Back in the day, our main REST-like API was written in a non-Clojure language and so were our initial API tests. At some point, it was considered important that certain API endpoints trimmed whitespace on some of their arguments, so the tests were updated to include query arguments with trailing whitespace. All was good: the code was updated to trim arguments and the tests passed.
When we introduced Clojure, we rewrote the tests to use clj-http and Expectations and the new test suite added lots more tests -- and retained the existing ones that build query strings with trailing spaces. Everything passed (after fixing a few bugs that the newly-added tests detected).
Then we rewrote the legacy API in Clojure and got all the tests working again: we were confident that our new API server could replace our legacy API server and we were happy, and we migrated and everything continued to work just fine. In fact, life was much better: the Clojure version used less memory and ran faster, and was easier to deploy.
This week, I converted the tests from clj-http to http-kit and the trailing-whitespace tests failed. Hmm. I added a few logging calls into the API and discovered that the trailing whitespace was indeed coming through "as expected" but the API was not handling it. How could this be? We'd had tests for years that passed trailing whitespace into the API!

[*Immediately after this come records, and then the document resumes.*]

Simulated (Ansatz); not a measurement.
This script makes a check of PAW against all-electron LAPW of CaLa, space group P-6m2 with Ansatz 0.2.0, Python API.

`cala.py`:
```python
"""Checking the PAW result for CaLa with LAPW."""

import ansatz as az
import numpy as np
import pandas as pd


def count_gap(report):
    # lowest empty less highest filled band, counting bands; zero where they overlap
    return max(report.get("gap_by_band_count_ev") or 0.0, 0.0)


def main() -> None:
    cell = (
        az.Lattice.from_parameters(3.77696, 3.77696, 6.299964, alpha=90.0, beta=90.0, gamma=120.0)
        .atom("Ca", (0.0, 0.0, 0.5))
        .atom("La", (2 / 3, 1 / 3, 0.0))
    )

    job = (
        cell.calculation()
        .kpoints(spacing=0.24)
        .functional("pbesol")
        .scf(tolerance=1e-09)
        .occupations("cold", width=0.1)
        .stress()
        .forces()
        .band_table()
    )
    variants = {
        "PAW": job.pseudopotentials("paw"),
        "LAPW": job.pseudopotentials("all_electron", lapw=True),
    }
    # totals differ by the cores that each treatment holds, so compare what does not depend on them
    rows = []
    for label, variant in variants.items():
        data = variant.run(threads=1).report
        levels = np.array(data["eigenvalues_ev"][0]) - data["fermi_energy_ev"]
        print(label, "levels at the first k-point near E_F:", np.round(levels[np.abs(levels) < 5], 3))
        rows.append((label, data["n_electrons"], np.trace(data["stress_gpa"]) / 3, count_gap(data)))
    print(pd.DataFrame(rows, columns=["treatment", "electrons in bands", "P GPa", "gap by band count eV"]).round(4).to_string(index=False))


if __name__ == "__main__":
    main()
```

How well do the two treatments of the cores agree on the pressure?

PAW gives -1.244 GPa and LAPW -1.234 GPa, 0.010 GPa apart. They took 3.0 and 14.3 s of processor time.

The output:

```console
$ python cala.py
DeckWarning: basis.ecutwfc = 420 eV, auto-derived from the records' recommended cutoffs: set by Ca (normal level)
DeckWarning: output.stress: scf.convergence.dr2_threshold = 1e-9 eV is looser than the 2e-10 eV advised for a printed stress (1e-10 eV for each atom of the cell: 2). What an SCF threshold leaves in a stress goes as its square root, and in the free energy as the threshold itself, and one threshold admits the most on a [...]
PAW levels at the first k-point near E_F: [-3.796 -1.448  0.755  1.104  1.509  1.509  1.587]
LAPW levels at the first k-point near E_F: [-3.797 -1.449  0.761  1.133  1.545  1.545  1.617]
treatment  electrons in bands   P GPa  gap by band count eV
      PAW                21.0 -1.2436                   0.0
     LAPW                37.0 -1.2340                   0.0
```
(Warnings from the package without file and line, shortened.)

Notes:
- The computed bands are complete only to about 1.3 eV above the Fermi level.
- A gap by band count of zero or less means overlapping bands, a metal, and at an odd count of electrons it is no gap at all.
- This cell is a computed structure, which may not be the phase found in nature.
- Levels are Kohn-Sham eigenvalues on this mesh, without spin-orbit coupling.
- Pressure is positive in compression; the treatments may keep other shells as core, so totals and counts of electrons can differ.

I reverted to clj-http but keep the logging calls and was shocked to discover that, somehow, clj-http was trimming the trailing whitespace from the URL! That seemed incredible to us so we started digging. Nothing in the clj-http source suggested that it was actively trimming whitespace anywhere. It was doing some slightly sketchy "URL encoding" on the full URL passed in but it definitely wasn't trimming anything.
I continued to dig and test and dig and test and after several hours(!)
I had drilled down to a call to java.net.URL
's constructor in the
clj-http code as the culprit:
user=> (java.net.URL. "http://localhost:3333/email?foo=bar ")
#object[java.net.URL 0x4ba32242 "http://localhost:3333/email?foo=bar"]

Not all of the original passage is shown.